# Increasing function, partial derivatives

• Jul 13th 2009, 01:34 PM
arbolis
Increasing function, partial derivatives
I must say the veracity of the following statement : If $\displaystyle f:\mathbb{R}^2 \to \mathbb{R}$ differentiable such that $\displaystyle f_x(x,y)>0$ and $\displaystyle f_y(x,y)>0 \forall (x,y) \in \mathbb{R}^2$, then $\displaystyle g(t)=f(t,t^3)$ is an increasing function.
My attempt : I don't know how to start. By intuition it's false, so that the exercise show me a difference between one variable functions and several variables functions. I've not found any counter example yet. So it might be true, but I don't know how to prove it.
• Jul 13th 2009, 02:44 PM
Jester
Quote:

Originally Posted by arbolis
I must say the veracity of the following statement : If $\displaystyle f:\mathbb{R}^2 \to \mathbb{R}$ differentiable such that $\displaystyle f_x(x,y)>0$ and $\displaystyle f_y(x,y)>0 \forall (x,y) \in \mathbb{R}^2$, then $\displaystyle g(t)=f(t,t^3)$ is an increasing function.
My attempt : I don't know how to start. By intuition it's false, so that the exercise show me a difference between one variable functions and several variables functions. I've not found any counter example yet. So it might be true, but I don't know how to prove it.

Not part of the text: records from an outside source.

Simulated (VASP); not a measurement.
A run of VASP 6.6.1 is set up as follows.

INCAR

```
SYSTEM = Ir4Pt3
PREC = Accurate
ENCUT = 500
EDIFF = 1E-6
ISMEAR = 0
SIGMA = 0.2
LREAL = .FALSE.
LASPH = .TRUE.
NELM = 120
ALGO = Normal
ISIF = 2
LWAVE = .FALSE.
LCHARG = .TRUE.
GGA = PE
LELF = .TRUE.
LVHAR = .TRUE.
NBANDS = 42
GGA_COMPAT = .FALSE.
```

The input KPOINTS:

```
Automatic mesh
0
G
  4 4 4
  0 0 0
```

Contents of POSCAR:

Try showing $\displaystyle g'(t) > 0$.
• Jul 13th 2009, 07:23 PM
arbolis
Quote:

Originally Posted by Danny
Try showing $\displaystyle g'(t) > 0$.

My attempt : We know that $\displaystyle \frac{\partial f(x,y)}{\partial x}>0$ in particular for $\displaystyle x=t$ and $\displaystyle y=t^3$ since it's worth $\displaystyle \forall (x,y)\in \mathbb{R}^2$.
With the same spirit, one has $\displaystyle \frac{\partial f(x,y)}{\partial y}>0$ for $\displaystyle x=t$ and $\displaystyle y=t^3$.
If I'm not wrong, $\displaystyle \frac{df}{dt}(x,y)=$$\displaystyle \frac{\partial f(x,y)}{\partial x}+\frac{\partial f(x,y)}{\partial y}>0$. In particular $\displaystyle \frac{\partial f(t,t^3)}{\partial x} \cdot \frac{\partial x}{\partial t}+\frac{\partial f(t,t^3)}{\partial y}\cdot \frac{\partial y}{\partial t}>0 \Leftrightarrow \frac{df}{dt}(t,t^3)=g'(t)>0$, hence $\displaystyle g(t,t^3)$ is increasing.

I'm not confident at all. I doubt I had to use the chain rule! What do you say?